It’s common to find families protesting public education for some reason or another. This school year, protests have been reported across the nation in significant quantities. Parents have protested controversial findings in schools that promote sexuality to young children. Likewise, students have been staging walkouts in the wake of mass shootings this year on school campuses. However, there is a unique “sit in” protest that has taken over a closed Oakland school, and its existence is turning plenty of heads.

Nearly a dozen Oakland schools were shuttered earlier this year due to continuous enrollment losses for Oakland Unified school district (OUSD). Parker K-8 was one such school that closed this spring, as its enrollment last year recorded a steep drop of 30% bringing the total number of students in the entire school to a mere 257 count. Students were transferred to nearby ones, but many families were outraged by the district’s decision and decided to take matters into their own hands through a sit-in protest, where they now have been found to be operating their own community school within its halls. 

According to reports from EdSource, on May 25th, the Oakland school officially closed. However, parents, students, and community members showed their dissent by keeping activity alive and well within the walls of Parker school. They called the operation a community school. It boasted offering activities for children and free meals. The need for this was argued as a way to protect minority students, claiming the district’s decision to close the school disproportionately affected Black and Latino communities in the area. 

One parent of two students who attended the Oakland school and was part of the organization of this protest spoke about the need for these families to step up and take matters into their own hands. Rochelle Jenkins called the community school “ground zero” in a battle for minority students to attain the same level of quality education within their own neighborhoods. “We will not allow the district to intimidate us,” she said. 

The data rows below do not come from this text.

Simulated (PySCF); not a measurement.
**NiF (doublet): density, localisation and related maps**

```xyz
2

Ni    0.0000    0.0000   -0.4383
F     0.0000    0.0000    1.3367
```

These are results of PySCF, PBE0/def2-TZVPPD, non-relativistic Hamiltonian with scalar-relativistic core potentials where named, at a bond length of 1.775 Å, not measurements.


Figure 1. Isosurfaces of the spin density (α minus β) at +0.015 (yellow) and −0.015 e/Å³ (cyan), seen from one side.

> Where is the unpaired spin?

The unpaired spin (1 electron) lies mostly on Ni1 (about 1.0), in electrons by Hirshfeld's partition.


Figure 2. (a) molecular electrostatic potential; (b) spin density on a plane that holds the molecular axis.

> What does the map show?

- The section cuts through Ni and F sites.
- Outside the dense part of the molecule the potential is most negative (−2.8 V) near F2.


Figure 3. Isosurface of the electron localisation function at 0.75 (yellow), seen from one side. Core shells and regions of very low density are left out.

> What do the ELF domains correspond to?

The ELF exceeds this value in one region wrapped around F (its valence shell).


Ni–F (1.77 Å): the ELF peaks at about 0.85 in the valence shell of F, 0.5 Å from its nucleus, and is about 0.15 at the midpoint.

But despite any possible good intentions with this sit-in, school officials have quickly begun demanding that the occupants leave the premise instantly. For one thing, OUSD cited the multiple safety hazards and violations within the closed Oakland school building that is now inoperable. More than likely, utilities have been shut off since its closure, which means no electricity or running water is accessible. Similarly, kids have been found skateboarding and rollerblading throughout the school, citing more safety hazards. And on top of all of that, the school noted that the community members supervising the children had not undergone any background checks. Above all, though, everyone involved is trespassing on private school property.

Oakland school

According to reports from ABC local news, district officials attempted to padlock access to the Oakland school, but that hasn’t stopped community members from doing their best to keep the community-run school going. One parent said the new endeavor is offering a variety of classes from chess, science, math, and ESL. Some protestors have even parked tents outside of the school to occupy it at all times. Similarly, they continue to double down on their stance, conveying they are not going anywhere until the district hears their demands for social justice.